Timing, Suspicion Hurts Insurers In D.C.

Washington

At this writing, Congress appears ready to enact some form of terrorism insurance legislation that the industry wont like.

The reinsurance pooling arrangement that the insurance industry developed was dismissed without even receiving a full hearing.

Instead, Congress is considering a variety of alternatives, such as a loan program and direct government payments subject to a high level of industry-wide retention, that many industry representatives say will not be enough to stimulate the market for terrorism insurance.

The question is how did this happen?

The answer, I think, is twofold–timing and suspicion.

The former is simply a matter of happenstance, and there is very little the industry can do about it.

But the latter should cause the industry to reflect on its own history over the past 20 years or so and how it presents issues to Congress and the public.

Looking first at timing, let me use a football analogy. Its not directly applicable to this situation, but it does help illustrate the point.

As any football fan knows, when an altercation occurs on the football field, more often than not the instigator gets away with it, and the player who responds to the instigation gets flagged for the penalty. “They always get the second man,” the commentators say.

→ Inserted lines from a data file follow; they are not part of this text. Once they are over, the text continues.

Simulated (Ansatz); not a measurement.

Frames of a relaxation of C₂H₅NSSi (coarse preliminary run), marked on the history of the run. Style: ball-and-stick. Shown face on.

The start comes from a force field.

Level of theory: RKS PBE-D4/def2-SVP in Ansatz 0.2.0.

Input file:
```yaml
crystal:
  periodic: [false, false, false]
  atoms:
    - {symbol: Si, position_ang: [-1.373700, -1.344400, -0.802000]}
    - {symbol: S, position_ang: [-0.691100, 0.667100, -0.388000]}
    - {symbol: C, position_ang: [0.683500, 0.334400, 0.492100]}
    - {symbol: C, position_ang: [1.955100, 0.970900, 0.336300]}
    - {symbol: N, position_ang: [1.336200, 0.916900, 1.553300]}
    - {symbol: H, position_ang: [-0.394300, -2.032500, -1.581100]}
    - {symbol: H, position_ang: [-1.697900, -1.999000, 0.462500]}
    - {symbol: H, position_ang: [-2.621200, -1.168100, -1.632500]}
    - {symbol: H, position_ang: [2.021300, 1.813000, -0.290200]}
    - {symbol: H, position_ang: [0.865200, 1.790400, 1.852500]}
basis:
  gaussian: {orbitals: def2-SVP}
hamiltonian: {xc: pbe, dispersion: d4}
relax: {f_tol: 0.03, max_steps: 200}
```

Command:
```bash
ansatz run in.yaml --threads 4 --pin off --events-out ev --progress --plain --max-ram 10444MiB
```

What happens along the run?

In the aftermath of the Sept. 11 tragedy, the insurance industry was the “second man.” By this I mean that Congress voted in an emergency fashion on an airline bailout bill that was not fully considered.

After approving it, many members expressed regrets over their votes, believing on reflection that the bill went too far.

Insurance, unfortunately, was the next industry to go to Congress and ask for federal assistance. Not surprisingly, Congress reacted very cautiously, not wanting to repeat the mistake it believes it made with the airline bailout bill.

On the basis of this unfortunate timing, Congress was determined to give the insurance industry a rough ride, whatever the merits of the industrys position.

But at the same time, Congress expressed genuine suspicion over the claims of the industry that it needs extensive federal intervention to insure terrorism risks, and the industry has not been able to make its case effectively that dire consequences would follow a failure to act.

This suspicion holds serious consequences for the industry, particularly as some segments of the industry pursue optional federal chartering.

Here is one line of reasoning that occurred to me. Let me present it and then invite my readers to tell me why it is wrong:

The industry claims that without federal intervention, insurance policies will exclude terrorism risks. If terrorism is excluded, lenders will refuse to extend new credit and a lot of economic activity would shut down.

But would that really happen?

Let me use another analogy that might not be fully applicable, but perhaps illustrates the point–federal crop insurance.

Its been a long time since Ive written about crop insurance, but I recall that in the early days of the crop insurance program, one of the biggest problems was convincing farmers that they had to buy it.

Many farmers made a calculation that if they suffered a major loss, they had enough political clout to force Congress to provide them with what was called “free disaster assistance.”

Thus, even without insurance, farmers continued to conduct their businesses, assuming that if a disaster struck, the federal government would be there to help.

I have to wonder whether, if Congress fails to act and terrorism becomes an excluded risk on insurance policies, lenders and other businesses will make the same calculation.

That is, they will continue to make loans and construct new buildings on the assumption that they will have the political clout to receive free disaster payments should they suffer an uninsured terrorism loss.

While there would certainly be some risk that the government would not come through, presumably, that risk would be factored into the cost of credit.

Are banks, builders and other businesses literally going to put themselves out of business if there is a terrorism exclusion, or will they find a way to muddle through?

Would Congress really allow the banking and construction industries to collapse?

And if not, is any federal government role in terrorism insurance really necessary?

These thoughts undoubtedly occurred to members of Congress and their staffs as insurance companies asked for federal assistance.

Since the federal government would pay the losses one way or the other, why should the insurance industry collect premiums at all? Whats in it for the industry?

For some reason, the industry was not able to make its case effectively that its pooling proposal was not just a scheme for the industry to collect premiums and for the government to pay losses.

Perhaps the suspicion in Congress is the result of too many past crises that were supposed to have dire consequences absent federal government involvement, but never quite did.

But whatever the reason, the industry needs to take steps to enhance its credibility, particularly if the federal government is going to assume a larger voice in insurance regulation.

Steven Brostoff is Washington Editor of National Underwriter. He can be reached at [email protected].


Reproduced from National Underwriter Property & Casualty/Risk & Benefits Management Edition, December 3, 2001. Copyright 2001 by The National Underwriter Company in the serial publication. All rights reserved.Copyright in this article as an independent work may be held by the author.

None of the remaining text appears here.